India’s economy is likely to grow by 6.6 per cent in current fiscal and a gradual recovery is underway as there are encouraging signs that the country’s economic growth has bottomed out, Singapore’s banking group DBS said in its economic report today. The bank said that it is optimistic that the Indian economy will achieve a growth rate of over 7 per cent in fiscal 2019. “This growth will be on stabilisation in post-Goods and Services Tax activity helped by more fine-tuning measures, trickle-down benefits from the bank-recapitalisation efforts, a higher fiscal deficit target and stronger investment growth,” the report said. But for FY18, DBS cited the government’s advance projection of 6.5 per cent growth. But the bank sees an improvement in investments at 4.5 per cent in FY18 from 2.4 per cent in FY17.
Net trade balance is expected to remain adverse with imports at 10 per cent Year-on-Year (YoY) likely to outpace a 4.5 per cent increase in exports, according to DBS. While the real GDP numbers are not far from consensus, the Gross Value-Added (GVA) estimate is likely to be revised up modestly in subsequent readings. “We expect GDP growth to average 6.6 per cent and GVA 6.4 per cent in FY18,” said the bank. It said that there are encouraging signs that India’s economic growth has bottomed out and a gradual recovery is underway.
High-frequency data signal an improvement in the underlying trends, even if all engines are not firing away, it added. Consumption is on track to improve, which, along with better external demand, could support manufacturing and services. Investment growth has bottomed out, though recovery will be drawn-out due to legacy issues of high debt, which has translated into high bad loans with banks, the report said.

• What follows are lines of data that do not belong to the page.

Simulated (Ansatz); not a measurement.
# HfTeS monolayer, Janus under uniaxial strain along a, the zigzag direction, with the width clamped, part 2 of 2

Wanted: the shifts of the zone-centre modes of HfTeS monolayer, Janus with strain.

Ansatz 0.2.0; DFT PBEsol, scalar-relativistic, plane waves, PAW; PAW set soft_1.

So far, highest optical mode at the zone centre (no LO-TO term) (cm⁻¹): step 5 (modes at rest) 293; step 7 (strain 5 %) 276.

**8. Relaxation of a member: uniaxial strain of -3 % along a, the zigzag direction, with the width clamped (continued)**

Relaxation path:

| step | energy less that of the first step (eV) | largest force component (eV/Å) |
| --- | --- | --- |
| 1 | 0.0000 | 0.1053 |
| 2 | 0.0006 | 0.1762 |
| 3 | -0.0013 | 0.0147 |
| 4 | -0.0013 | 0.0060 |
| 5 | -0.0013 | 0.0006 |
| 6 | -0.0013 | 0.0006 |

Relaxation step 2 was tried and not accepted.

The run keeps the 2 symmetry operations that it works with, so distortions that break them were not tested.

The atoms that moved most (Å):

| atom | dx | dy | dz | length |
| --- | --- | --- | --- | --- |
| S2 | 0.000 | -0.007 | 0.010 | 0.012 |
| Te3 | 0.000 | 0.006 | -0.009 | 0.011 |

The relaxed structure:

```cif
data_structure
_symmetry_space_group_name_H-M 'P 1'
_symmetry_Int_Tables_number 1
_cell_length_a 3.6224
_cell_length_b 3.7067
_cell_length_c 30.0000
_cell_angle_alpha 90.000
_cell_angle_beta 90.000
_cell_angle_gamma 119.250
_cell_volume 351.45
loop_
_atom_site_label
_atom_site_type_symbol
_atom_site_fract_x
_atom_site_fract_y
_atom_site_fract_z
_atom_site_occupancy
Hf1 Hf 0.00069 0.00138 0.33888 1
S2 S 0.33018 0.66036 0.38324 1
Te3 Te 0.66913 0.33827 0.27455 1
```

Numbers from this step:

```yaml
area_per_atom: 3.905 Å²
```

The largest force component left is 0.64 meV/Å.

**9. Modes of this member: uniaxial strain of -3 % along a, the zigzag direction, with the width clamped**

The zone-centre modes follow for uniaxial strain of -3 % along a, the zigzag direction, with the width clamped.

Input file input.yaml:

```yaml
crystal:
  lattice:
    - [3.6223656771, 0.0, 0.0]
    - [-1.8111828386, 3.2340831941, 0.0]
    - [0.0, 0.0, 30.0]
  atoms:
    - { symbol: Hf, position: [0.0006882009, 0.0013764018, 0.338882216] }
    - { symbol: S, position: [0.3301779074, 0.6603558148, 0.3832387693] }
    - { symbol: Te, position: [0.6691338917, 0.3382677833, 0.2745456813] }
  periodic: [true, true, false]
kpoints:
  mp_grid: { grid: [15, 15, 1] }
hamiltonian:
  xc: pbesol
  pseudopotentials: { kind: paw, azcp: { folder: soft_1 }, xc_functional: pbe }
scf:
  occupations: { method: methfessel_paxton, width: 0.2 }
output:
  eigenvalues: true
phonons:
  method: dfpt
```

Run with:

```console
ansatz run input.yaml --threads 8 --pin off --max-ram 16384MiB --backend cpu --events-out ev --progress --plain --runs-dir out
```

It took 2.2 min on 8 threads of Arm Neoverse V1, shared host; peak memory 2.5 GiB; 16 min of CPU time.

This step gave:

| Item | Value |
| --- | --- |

Supply-side forces are also on the mend, it added. Industrial sector data until October was weak, though has since improved into November-December.
Purchasing Managers’ Indexes (PMIs), core industries indices, and industrial production have fared well in Q3 FY18. The government has assumed weaker farm output this year, but a firmer-than-targeted Rabi output in the second half will push up annual production levels this year. Base effects will, however, temper the YoY growth pace, according to DBS.